The Diary of an Anonymous Architect #4
The fourth in a new series about the day-to-day travails of an embattled practitioner. This week: Planning Appeal
It’s a mystery, it’s a mystery………. Toyah/Keith Hale
Early morning rain, clouds. Could be a silver lining – we’re off to meet the planners.
But planning has changed, or is it just us? It seems near impossible to get to meet a planner these days. We’ve always liked planners - a collaboration that can bring out the best in a project. When it’s good it’s very good - someone on the inside of the process working for the same outcome as us on the outside – like having a fifth Beatle.
One authority no longer allows us to speak to their planner
Pre-application, or any, advice is hard to come by. One authority no longer allows us to speak to their planners. We have to email – asking a planner to call back, please. They don’t seem to like it either.
Two other recent innovations seem equally unappealing.
The duty planner. Caveats usually make this service of doubtful benefit –’this isn’t my area; this is informal advice; if you want proper advice make an application’ etc, etc.
Or, try the pre-application letter. Yes there’s a charge – anything from £30 to £120 and rising – and a timescale – anything (most recently) up to six weeks. So that’s almost a planning application then.
Even planning applications seem to be under threat. One client working with others outside our area submitted an application. The planners decided, on decision day, to return the application and the fee. They didn’t want to accept it – inconvenient to have to approve it apparently. I’ve never seen that move before – maybe living a sheltered life…..
Another client considering a large development that will create many, many jobs and change the fortunes of the district has been told he can have pre-app planning meetings at £500 a go. Other authorities want more and this presumably related to the tuition fees argument……

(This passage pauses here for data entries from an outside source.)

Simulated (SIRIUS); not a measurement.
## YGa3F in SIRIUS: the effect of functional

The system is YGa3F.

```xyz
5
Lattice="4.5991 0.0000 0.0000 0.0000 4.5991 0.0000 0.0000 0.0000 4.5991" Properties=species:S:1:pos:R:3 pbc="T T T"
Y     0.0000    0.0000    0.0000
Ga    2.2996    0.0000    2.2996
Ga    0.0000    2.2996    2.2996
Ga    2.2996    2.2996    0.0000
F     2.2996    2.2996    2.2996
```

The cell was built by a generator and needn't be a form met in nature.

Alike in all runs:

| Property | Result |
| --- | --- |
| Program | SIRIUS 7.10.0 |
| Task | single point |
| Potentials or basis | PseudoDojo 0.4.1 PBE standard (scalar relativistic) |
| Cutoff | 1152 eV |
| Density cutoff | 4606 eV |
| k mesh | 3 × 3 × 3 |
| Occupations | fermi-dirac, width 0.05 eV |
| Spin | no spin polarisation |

Another authority accepted our application. Long before decision day the planners agreed to support the application but with some changes. So withdraw the app and resubmit for a ‘free go’. But no, the application so differed from the original, at their request, they decided to treat it as a new application……with a new fee. And they interpreted their guidance to double the fee due, an extra cost of several thousands. We resisted but after many fruitless attempts accepted our clients’ increasingly frustrated demands for a meeting - with the duty planner! But what a shock. No caveats, straightforward advice and our argument on the fee accepted - ‘the fee should be lower’ - he would take it up in the department. Weeks went by, the planners eventually wrote to say they would only accept the application with the higher fee.
And the most helpful duty planner? He’d been retired…….
Surely the present hiatus allows time for some radical planning not seeking ways to exploit what customers they have to swell their coffers? The future of shopping, housing, employment, recreation and the settlements that support them all seem in need of inspiration. That could get our threatened planners out of bed in the morning instead of another hour of dreamless sleep……yeah, yeah, yeah, yeah!